When David Eure plays his violin, its fingerboard dusted with rosin, he’s constructing a masterpiece of texture and inflection. In performance, he says, “Your audience is your canvas, and you’re painting sound over them.”

Eure was born in Boston to an educator mother and a father who wrote editorials for the Boston Globe. “We went to virtually every NAACP march,” he says. When he was six, he marched with Dr. Martin Luther King Jr. in Boston. It was a time of revolution, says Eure, and he was surrounded with the concept of “Black excellence.”
Eure’s parents loved jazz. Miles Davis and Ella Fitzgerald were the soundtrack to his babyhood. He started on violin at seven, at the New England Conservatory: first, Suzuki and three years later, jazz. Gunther Schuller and Ran Blake founded NEC’s “Third Stream” program in 1972; it introduced children to both European classical music and American jazz traditions. “It was just wonderful,” says Eure.
“Physically,” he says, “there is no difference between a classical violin and a jazz violin.” In both genres, there are rules of technique: “Fingerings, shifts, bow strokes — everything from martelet to staccato to spiccato.” In jazz, he says, “We incorporate all of those techniques and even exotic ones, like left-hand pizzicato.”

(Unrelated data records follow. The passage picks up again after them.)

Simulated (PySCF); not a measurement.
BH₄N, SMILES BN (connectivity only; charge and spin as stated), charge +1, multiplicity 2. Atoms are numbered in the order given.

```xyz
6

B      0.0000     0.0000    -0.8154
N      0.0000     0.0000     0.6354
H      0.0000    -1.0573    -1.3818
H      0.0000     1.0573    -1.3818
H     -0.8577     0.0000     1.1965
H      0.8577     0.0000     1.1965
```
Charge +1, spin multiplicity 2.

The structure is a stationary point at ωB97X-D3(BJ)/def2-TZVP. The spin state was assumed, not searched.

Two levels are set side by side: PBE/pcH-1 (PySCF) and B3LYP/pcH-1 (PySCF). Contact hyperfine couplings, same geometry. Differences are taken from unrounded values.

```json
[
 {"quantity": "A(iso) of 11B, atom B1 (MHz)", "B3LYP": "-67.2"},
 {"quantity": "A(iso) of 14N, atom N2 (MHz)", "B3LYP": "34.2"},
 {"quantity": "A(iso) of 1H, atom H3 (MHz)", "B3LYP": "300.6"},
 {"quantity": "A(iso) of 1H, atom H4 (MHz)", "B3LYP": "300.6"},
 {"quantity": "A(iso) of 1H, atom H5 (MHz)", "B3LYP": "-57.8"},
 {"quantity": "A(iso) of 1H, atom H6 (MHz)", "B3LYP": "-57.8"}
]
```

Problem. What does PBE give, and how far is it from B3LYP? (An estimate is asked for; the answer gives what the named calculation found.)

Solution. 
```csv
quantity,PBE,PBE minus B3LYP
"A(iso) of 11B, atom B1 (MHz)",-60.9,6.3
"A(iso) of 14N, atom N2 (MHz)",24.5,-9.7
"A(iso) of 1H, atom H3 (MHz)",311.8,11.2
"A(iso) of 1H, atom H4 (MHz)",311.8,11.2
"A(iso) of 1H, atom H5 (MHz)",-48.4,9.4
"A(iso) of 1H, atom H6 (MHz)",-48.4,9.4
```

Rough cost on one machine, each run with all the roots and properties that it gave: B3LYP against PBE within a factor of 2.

But metaphysically, a world of difference separates the two. “It’s all about how you play it,” says Eure. A classical violinist is “reimagining what the composer intended,” he says. “In jazz, we are musical storytellers. We can conjure a story out of thin air and make it resonate in your soul.”
Eure will perform with pianist Lee Adler at Wellfleet Preservation Hall on Wednesday, June 18 in honor of Juneteenth, which commemorates the day that enslaved people in Texas heard that they were free.
Eure has performed a Juneteenth concert in Wellfleet for several years. In the past, he’s delved into ragtime and blues of the ’30s and ’40s. This year, he says, they’ll play songs from the ’70s and ’80s by Miles Davis, Stevie Wonder, Kenny Kirkland, John Coltrane, Dizzy Gillespie, and Alice Coltrane.
Some might consider it “their grandparents’ music,” says Eure. “But there’s nothing old about it. It’s still as vibrant and important as it ever was.”
He loves performing for kids, who he calls “unpolished gems…. They’re not conditioned to react to your music,” he says. “It stimulates their imagination; their outlook; their attitude.” He doesn’t care if there’s a baby crying in the back of the hall, either. “I’ll play to that kid any day of the week.”
Eure now lives in Natick and has been teaching in the jazz department at NEC for 25 years. A violin can speak, he tells his students, and jazz violinists “speak in squeals and hollers.” The violin, he says, is the instrument that sounds closest to the human voice — besides the saxophone.

Eure’s own voice emerges from the violin, shimmering, sliding, snarling in turns with the flick of a finger or the snap of a wrist. “I can make it sotto voce, a soft voice; I can make it speak; I can make it bark; I can make it thump,” he says. “I can make it a bass, growly thing, or I can go up to where a soprano lingers.”
Eure doesn’t just play jazz. “I’ve played every kind of music under the sun,” he says. In his conservatory studies at the Hart School in Westport, Conn., from which he graduated in 1980, he gravitated to romantic composers like Ravel, Debussy, and Fauré. “The romantics started to get it together,” he says. “They were like, ‘Oh, man, we’ve got to make this lush and syrupy thing, and it’s gonna be sensual and wonderful.’ ” They sang through their music, he says, just as jazz musicians do.
Eure has played Irish traditional music, Armenian music, and bluegrass. “You name it, I’ll be there,” he says.
The beauty of jazz lies in that breadth of imagination, says Eure. “You try to stretch the instrument beyond what was originally intended. I can make something sound like it was made 100 years ago or 10 years ago.”
Arranging, he says, is a process of deconstruction and revision. “You think in terms of art, texture, color, form, architecture,” he says. “I will never play the same tune the same way twice.” Improvisation, he says, “is where the magic occurs.” Adler is a good partner for improvisation, he adds — they’re both “old fogies” with youthful outlooks. With enough spice added, Eure says, jazz “is like jambalaya.”
To be a musical storyteller, he tells his students, is to be in constant conversation. On his violin, “I can have different characters,” he says. “I can have a dialogue with myself — I can do double stops, triple stops.”
The stories Eure tells — tragic, energetic, political, inspiring, rageful — must be so compelling, he says, that listeners can close their eyes and feel the music without watching the performer at all. “The music has to speak for itself,” he says.
A World of Pure Imagination
The event: Violinist David Eure and pianist Lee Adler in a Juneteenth concert
The time: Wednesday, June 18, 5 p.m.
The place: Wellfleet Preservation Hall, 335 Main St.